Issue (i): whether the appellant had made out a prima facie case on valuation, including exclusion of interest cost and correction of duplication in conversion cost, for grant of stay.
Analysis: Interest cost is not includable under CAS 4 for determining cost of production. The worksheets also showed that conversion cost had been added at different rates in the original computation, and failure to adjust the already included element while revising the cost could have inflated the demand. These aspects furnished a prima facie case against the valuation adopted in the impugned order.
Conclusion: The valuation dispute was prima facie in favour of the appellant for the purpose of stay.
Issue (ii): whether the department could invoke the extended period on the allegation of suppression or intent to evade duty.

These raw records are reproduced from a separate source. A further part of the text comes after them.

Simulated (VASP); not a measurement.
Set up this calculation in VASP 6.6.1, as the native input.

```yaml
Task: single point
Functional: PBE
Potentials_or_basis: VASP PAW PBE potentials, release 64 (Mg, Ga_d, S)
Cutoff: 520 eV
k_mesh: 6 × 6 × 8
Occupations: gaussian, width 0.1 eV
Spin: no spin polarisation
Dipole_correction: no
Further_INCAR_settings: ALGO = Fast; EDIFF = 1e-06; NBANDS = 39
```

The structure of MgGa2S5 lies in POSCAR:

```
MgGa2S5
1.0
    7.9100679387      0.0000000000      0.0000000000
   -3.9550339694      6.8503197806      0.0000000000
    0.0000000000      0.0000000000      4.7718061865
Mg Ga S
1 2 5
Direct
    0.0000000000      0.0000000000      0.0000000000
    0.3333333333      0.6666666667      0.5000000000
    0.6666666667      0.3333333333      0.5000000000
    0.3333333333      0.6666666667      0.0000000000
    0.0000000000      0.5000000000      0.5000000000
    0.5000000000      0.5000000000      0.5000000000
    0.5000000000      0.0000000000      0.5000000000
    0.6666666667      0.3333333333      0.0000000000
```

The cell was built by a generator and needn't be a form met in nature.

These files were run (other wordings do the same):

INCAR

Analysis: The assessments had originally been made on approved values, and there was prima facie no withholding or misstatement of material facts with intent to evade duty. The order also noted that assessment based on comparable goods was specifically contemplated under the relevant valuation rule, which weakened the allegation for extended limitation.
Conclusion: The extended period was not shown to be prima facie available against the appellant.
Final Conclusion: Stay was granted and recovery was suspended pending disposal of the appeal.
Ratio Decidendi: For grant of stay in a valuation dispute, prima facie infirmities in assessable value computation and an absence of apparent suppression or intent to evade duty justify protection against recovery pending appeal.